Appeals Court Blocks Rent Control Measure

TALLAHASSEE — Less than two weeks before Election Day, a divided appeals court has rejected an Orange County ballot measure aimed at imposing rent controls.

A panel of the 5th District Court of Appeal, in a 2-1 decision Thursday, sided with the industry group Florida Realtors and the Florida Apartment Association, which sought a temporary injunction to block the measure.

With voters already casting ballots by mail and at early voting sites, the appeals court said that, at a minimum, it anticipates “the results of the ballot initiative will not be certified.” The court pointed, in part, to a 1977 state law designed to prevent rent control and said Orange County had not met requirements to justify its proposal.

The Orange County Commission in August passed an ordinance that put the measure on the ballot. But the court said, in part, the ordinance’s findings did not illustrate an “existing housing emergency” as required by law.

“While we do not minimize the evidence supporting a complex, multifaceted issue affecting renters in Orange County, it was insufficient under the law to support a rent control measure,” said the 34-page majority opinion, written by Judge Dan Traver and joined by Judge Meredith Sasso.

Also, the majority said the ballot summary — the wording that people see when they vote — did not adequately describe the measure.

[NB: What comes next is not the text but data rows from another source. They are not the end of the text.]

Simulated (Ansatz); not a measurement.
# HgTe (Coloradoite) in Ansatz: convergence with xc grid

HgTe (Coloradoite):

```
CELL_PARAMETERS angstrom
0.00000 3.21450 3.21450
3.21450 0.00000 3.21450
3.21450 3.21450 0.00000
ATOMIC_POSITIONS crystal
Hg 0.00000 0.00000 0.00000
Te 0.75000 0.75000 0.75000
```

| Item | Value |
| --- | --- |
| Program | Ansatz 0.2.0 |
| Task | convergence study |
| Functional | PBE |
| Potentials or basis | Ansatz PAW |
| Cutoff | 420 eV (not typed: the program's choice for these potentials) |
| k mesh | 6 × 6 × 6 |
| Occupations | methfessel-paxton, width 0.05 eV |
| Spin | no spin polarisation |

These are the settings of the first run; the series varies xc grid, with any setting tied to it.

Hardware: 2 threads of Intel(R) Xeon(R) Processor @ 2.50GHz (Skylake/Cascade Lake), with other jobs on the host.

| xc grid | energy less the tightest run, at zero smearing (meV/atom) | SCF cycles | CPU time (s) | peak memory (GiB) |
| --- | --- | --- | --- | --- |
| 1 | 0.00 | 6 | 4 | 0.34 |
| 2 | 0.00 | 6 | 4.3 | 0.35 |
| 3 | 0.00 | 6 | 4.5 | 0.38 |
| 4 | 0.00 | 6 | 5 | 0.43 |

“The summary is misleading not because of what it says, but because of what it does not say,” Traver wrote “Critically, the ordinance purports to control rent in two ways. The first restricts the frequency of rental increases to one time per twelve-month period. The second limits the amount of these increases by tying them to the Consumer Price Index. The ballot summary, however, only advises the voter about the amount of rent control, but not its frequency. This omission is confusing because the chief purpose of the initiative is rent control, but the ballot summary misleads on how the ordinance will effectuate this purpose. It does not, in other words, accurately advise a voter about the ordinance’s scope.”